India has expressed its readiness to work with the international community to promote gender equality and empowerment of women in rural areas for achieving inclusive and sustainable growth.
Addressing the 56th session of the ‘Commission on the Status of Women’ currently underway here, Secretary in India’s Ministry of Women and Child Development, Ms Neela Gangadharan, said India is “meticulously” pursuing the Millennium Development Goals to ensure holistic empowerment of rural women.
“India stands ready to work with the international community for the empowerment of rural women for inclusive and sustainable growth and for engaging young women and men, girls and boys, to advance gender equality and women’s empowerment both within and outside UN,” Ms Gangadharan, who is leading the Indian delegation, said.
She said India has focussed on inclusive growth and access to opportunities to both rural and urban women.
“Skill development and skill upgradation of rural and marginalised women are priorities for us,” she said, adding that skills training in emerging sectors and entrepreneurship development programmes are being run not only for rural women but also for adolescent girls.
According to India’s latest census conducted in 2011, an estimated 405 million women live in rural areas, constituting 69 per cent of the total women population of the country.
Nearly 81 per cent of rural women workers are engaged in agriculture as labourers and cultivators, Ms Gangadharan said, adding that contribution of rural women to India’s GDP growth and poverty reduction has been a key guiding factor in framing the Government’s policies.
She also outlined various schemes and policies, such as the National Rural Livelihood Mission, National Credit Fund for Women and the scheme of Promotion and Strengthening of Agricultural Mechanisation for Women, implemented by the Indian Government to improve the economic conditions of rural women.

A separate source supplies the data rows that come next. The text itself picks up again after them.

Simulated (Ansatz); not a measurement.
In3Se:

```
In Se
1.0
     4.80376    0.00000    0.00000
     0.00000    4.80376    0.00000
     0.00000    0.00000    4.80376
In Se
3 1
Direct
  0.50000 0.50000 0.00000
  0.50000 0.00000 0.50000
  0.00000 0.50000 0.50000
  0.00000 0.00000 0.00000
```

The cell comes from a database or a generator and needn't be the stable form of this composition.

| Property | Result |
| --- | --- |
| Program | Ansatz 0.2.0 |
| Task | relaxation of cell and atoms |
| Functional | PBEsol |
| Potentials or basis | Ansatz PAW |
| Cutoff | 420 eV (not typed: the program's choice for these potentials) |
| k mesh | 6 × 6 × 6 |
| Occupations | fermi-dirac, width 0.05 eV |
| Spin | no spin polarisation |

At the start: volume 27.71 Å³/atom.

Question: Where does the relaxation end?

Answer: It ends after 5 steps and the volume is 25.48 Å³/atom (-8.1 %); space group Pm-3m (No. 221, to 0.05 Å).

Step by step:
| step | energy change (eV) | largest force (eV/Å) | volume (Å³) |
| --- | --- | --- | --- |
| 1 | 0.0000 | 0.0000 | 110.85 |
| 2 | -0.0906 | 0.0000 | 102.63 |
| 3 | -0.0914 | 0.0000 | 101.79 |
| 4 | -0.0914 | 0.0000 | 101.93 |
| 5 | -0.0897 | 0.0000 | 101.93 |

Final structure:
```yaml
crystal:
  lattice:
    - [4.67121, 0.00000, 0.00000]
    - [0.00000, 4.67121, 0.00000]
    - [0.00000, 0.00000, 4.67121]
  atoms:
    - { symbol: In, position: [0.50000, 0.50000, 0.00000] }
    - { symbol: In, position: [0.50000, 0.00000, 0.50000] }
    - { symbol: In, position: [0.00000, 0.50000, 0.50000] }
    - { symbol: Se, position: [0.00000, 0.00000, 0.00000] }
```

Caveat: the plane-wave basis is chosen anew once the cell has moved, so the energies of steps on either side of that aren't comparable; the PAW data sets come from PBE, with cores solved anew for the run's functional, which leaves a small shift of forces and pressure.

She said women’s self-help groups in India have become a very important vehicle for economic empowerment. Currently there are around six million self-help groups in the country of which 80 per cent are women’s groups, covering over 97 million beneficiaries.
The Government is also ensuring that the various schemes being implemented are sensitive to working conditions of women workers, including by providing accessible worksite, creche facilities for women with children below six and gender parity of wages.
Ms Gangadharan also spoke about measures that have been implemented to address the problem of trafficking, violence against women and ensuring a safe and secure environment at the work place.
She added that female literacy, nutrition, childhood care and sanitation are priority areas for the Indian Government.